Closed-Loop Audio Drives Contextual Adaptation
Traditional TTS fails conversations because it ignores user audio signals like sarcasm in "okay, fine" or pacing after a joke. TTS-2 fixes this by inputting full prior-turn audio directly, carrying tone, emotion, and rhythm across exchanges without developers adding prior_audio fields. This automatic context makes responses feel attentive: relieved after good news, somber after bad. Run it in persistent Realtime sessions for seamless flow.
Expressive Controls via Tags and Prompts
Steer output with four integrated capabilities: simple tags like [sad] or [excited]; natural English prompts such as [speak sadly, as if something bad just happened]; paralinguistic acts including [laugh], [sigh], [breathe], [clear_throat], or [cough]; and disfluencies like uh, um, self-corrections, or mid-phrase pauses that vary by speaker profile (e.g., energetic vs. hesitant fillers). Clone voices in two steps: upload 5–15 seconds clean audio to /voices/v1/voices:clone, get ID, then use normally for consistent identity across languages.

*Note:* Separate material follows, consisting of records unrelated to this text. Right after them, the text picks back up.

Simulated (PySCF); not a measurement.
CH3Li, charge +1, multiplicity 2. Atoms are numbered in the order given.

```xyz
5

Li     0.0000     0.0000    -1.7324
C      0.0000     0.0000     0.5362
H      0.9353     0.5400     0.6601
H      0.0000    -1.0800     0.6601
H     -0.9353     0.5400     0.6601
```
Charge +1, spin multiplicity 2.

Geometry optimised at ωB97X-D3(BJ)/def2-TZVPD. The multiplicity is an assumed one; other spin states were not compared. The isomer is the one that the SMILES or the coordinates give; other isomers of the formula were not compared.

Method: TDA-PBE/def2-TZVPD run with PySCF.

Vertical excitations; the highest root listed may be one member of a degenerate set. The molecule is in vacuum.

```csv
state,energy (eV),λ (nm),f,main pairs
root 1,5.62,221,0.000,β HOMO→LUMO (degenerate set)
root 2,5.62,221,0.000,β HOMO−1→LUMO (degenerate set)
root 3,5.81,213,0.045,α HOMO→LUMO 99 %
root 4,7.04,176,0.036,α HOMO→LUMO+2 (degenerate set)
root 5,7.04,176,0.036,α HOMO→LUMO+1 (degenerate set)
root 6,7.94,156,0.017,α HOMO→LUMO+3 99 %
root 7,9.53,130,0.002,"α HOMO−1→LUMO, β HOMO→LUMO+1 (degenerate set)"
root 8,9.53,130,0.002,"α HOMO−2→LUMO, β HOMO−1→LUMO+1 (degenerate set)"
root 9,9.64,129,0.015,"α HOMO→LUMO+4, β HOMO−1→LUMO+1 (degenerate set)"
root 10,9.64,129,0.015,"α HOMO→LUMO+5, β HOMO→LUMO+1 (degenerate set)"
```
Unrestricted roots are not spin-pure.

Full Pipeline for Low-Latency Voice Agents
TTS-2 slots into Inworld's stack: Realtime STT profiles user (age, accent, pitch, emotion, pacing) in one pass; Router selects from 200+ models based on context; all over single WebSocket with sub-200ms median TTS time-to-first-audio. Prior version (TTS 1.5) tops Artificial Analysis Speech Arena leaderboard over Google (#2) and ElevenLabs (#3), proving quality baseline while TTS-2 advances behavior.